Hello World Time to read: 3 min read
Desire outcome of this homework is to 1) learn basic and some advanced SQL features, and 2) get familiar with using a full-featured DBMS engine, SQLite. All credits to CMU and many thanks to Prof Andy Pavlo for making this possible.
A database is an organized collection of structured information, or data, typically stored electronically in a computer system. A database is usually controlled by a database management system (DBMS). Together, the data and the DBMS, along with the applications that are associated with them, are referred to as a database system, often shortened to just database. ————— Oracle
Basically, database is a home for data. It is a place where data is being stored which can be accessed by other people. Each data item is stored in a field and the combination of fields is called a table. For example, every field in an user table represents the data about each users. A database management system (DBMS) is a collection of programs that allows users to build and maintain databases. DBMS serves as an environment to retrieve and store data efficiently. Some of the popular database management system are MySQL, Oracle and MongoDB.

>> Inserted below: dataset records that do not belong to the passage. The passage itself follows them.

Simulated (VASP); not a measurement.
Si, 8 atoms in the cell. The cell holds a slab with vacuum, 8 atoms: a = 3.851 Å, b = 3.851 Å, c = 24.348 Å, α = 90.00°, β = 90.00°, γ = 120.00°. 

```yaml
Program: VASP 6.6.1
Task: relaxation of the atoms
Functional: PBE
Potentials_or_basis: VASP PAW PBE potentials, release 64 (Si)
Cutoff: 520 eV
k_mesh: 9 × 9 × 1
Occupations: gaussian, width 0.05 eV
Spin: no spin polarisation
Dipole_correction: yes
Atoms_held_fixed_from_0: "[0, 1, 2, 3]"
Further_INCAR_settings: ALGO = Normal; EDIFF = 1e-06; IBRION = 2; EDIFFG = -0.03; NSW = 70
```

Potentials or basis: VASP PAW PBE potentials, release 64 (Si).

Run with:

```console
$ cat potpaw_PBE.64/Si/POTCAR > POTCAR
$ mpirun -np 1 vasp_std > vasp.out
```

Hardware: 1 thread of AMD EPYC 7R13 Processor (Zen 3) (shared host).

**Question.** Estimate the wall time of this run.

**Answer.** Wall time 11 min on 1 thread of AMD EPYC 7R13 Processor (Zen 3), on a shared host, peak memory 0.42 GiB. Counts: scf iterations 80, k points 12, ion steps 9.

High-level conceptual data models provide concepts for presenting data in ways that are close to the way people perceive data. ————— ADRIENNE WATT & NELSON ENG
Entity relationship model is a typical data model which draws key concepts such as entities, attributes and relationships. An entity is a noun while the attributes are the properties the entity entails. A relationship represents the interaction between entities. Other types of record-based logical data models are the network data models and hierarchical data models.
Peeking into the database with .tables command, there are three tables in total, namely station, trip and weather.
Running the .schema $TABLE_NAME command on sqlite3 terminal shows the structure of the tables such as the existing attributes and the primary and foreign keys.
SQL query and expected output:
select count(distinct(city)) from station;
5
My naive attempt is to first find what cities are in this table, then count the number of stations in each city.
sqlite> select distinct(city) from station
San Jose
Redwood City
Mountain View
Palo Alto
San Francisco
sqlite> select count(city) from station where city = 'San Jose';
16
sqlite> select count(city) from station where city = 'Redwood City';
7
sqlite> select count(city) from station where city = 'San Francisco';
35
sqlite> select count(city) from station where city = 'Mountain View';
7
sqlite> select count(city) from station where city = 'Palo Alto';
5
But in order to print city name and number of stations. Sort by number of stations (increasing), and break ties by city name (increasing), the correct way to do it is as follow
sqlite> select city, count(station_id) as num from station group by city order by num asc, city asc;
// and to break ties
Palo Alto|5
Mountain View|7
Redwood City|7
San Jose|16
San Francisco|35